Image Credit: texashistory.unt.edu
These days, Austin has the second lowest rate of violent crime among major cities in the nation. But few Austinites would have predicted such a thing in 1885.
“BLOOD! BLOOD! BLOOD!” reads the headline of the Austin Weekly Statesman on New Year’s Eve of 1885.
The story goes on, as was typical of early newspapers, to describe in gory detail how 41-year-old Susan Hancock had been struck in the head with an ax while she lay in bed and was dragged to the backyard where she died.
It signaled a change of pattern in a series of murders that year.
Hancock was the sixth victim of a serial killer who terrorized Austin for a little more than a year and was never caught. Slavery in Texas had officially been abolished by 1865. But many white people employed African American servants.
The so-called Servant Girl Annihilator had previously only killed black women. Hancock’s Christmas Eve murder seemed to be a change in the pattern.
“THE DEMONS HAVE TRANSFERRED THEIR THIRST FOR BLOOD TO WHITE PEOPLE,” one of the Statesman headlines said. Newspapers tended to be more sensational back in the 1800s.
The same night, 17-year-old Eula Phillips was also murdered. Like Hancock, Phillips was among Austin’s white upperclass.
All of the murders happened around downtown Austin.

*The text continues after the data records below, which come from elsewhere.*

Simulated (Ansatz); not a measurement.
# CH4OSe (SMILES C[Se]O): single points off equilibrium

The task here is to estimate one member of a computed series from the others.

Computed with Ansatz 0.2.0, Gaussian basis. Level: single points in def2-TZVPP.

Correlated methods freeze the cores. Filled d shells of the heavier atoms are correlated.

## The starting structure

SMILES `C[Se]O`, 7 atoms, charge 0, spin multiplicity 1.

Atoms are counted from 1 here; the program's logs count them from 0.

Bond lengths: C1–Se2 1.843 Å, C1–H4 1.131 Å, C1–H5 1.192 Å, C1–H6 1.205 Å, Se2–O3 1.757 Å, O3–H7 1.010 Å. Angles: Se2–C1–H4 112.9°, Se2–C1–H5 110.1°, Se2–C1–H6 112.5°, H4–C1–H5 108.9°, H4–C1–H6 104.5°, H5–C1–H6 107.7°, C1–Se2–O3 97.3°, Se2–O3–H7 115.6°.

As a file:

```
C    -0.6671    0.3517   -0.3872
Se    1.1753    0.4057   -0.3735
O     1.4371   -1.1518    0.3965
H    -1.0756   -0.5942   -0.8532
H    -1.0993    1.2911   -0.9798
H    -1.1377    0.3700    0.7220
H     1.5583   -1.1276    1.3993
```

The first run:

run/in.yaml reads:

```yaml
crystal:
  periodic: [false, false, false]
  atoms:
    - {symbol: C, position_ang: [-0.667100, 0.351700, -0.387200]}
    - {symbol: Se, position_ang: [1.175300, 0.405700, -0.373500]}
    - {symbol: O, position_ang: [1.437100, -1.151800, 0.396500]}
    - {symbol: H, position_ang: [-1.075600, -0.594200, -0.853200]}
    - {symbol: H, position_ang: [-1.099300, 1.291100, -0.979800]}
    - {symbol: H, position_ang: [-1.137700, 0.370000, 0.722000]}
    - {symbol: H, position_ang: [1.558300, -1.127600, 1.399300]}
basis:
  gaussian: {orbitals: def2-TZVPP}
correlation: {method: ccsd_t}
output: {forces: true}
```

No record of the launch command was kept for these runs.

Fear and Mystery in Austin
Although dubbed the Servant Girl Annihilator, only half of the eight murders were servants. One was a boyfriend of a slain woman; one was the child of a servant; and two were married white women, J.R. Galloway, author of “The Servant Girl Murders Austin, Texas 1885” points out.
“After the murder of two white women on Christmas Eve, the city was on the verge of chaos,” Galloway wrote. “The public demanded action regardless of the consequences and mob violence was a real possibility. Vigilantism was narrowly averted when those with calmer dispositions persuaded others that the rule of law had to be followed or the innocent would suffer.”
Downtown had been a fairly dark place, with kerosene lamps illuminating only Congress Avenue. And the murders happened at night.
Downtown tour guide Elizabeth Garzone said that 10 years later the killings were part of the reason Austin installed moonlight towers throughout the city, 16 of which remain. (See our story about the moonlights here.)
“We were the site of the very first serial killer in the United States,” Garzone said. “This is before Jack the Ripper.”
“Mysteriously as the killings started, the stopped,” she said.
The murders remain unsolved, officially. But theories abound.
In 1885, many believed the murders had been the work of organized crime — or, at least, the work of more than one person. But history and investigation point to one killer.
The PBS show History Detectives dug into the case and suggest that a man killed by police after he attacked a woman at a saloon may have been the killer. Among the evidence were bloody footprints leading from prior killings showed the killer was missing a right baby toe — as did the man killed during the saloon shooting.
“We probably will never know whether it was Nathan Elgin that committed these brutal murders in 1885 but we do know a few things,” Kaiama Glover, the History Detectives host said. “We know that he was arrested for attacking women. We know the killing stopped when he was killed. And we know the profile fits almost to a tee.”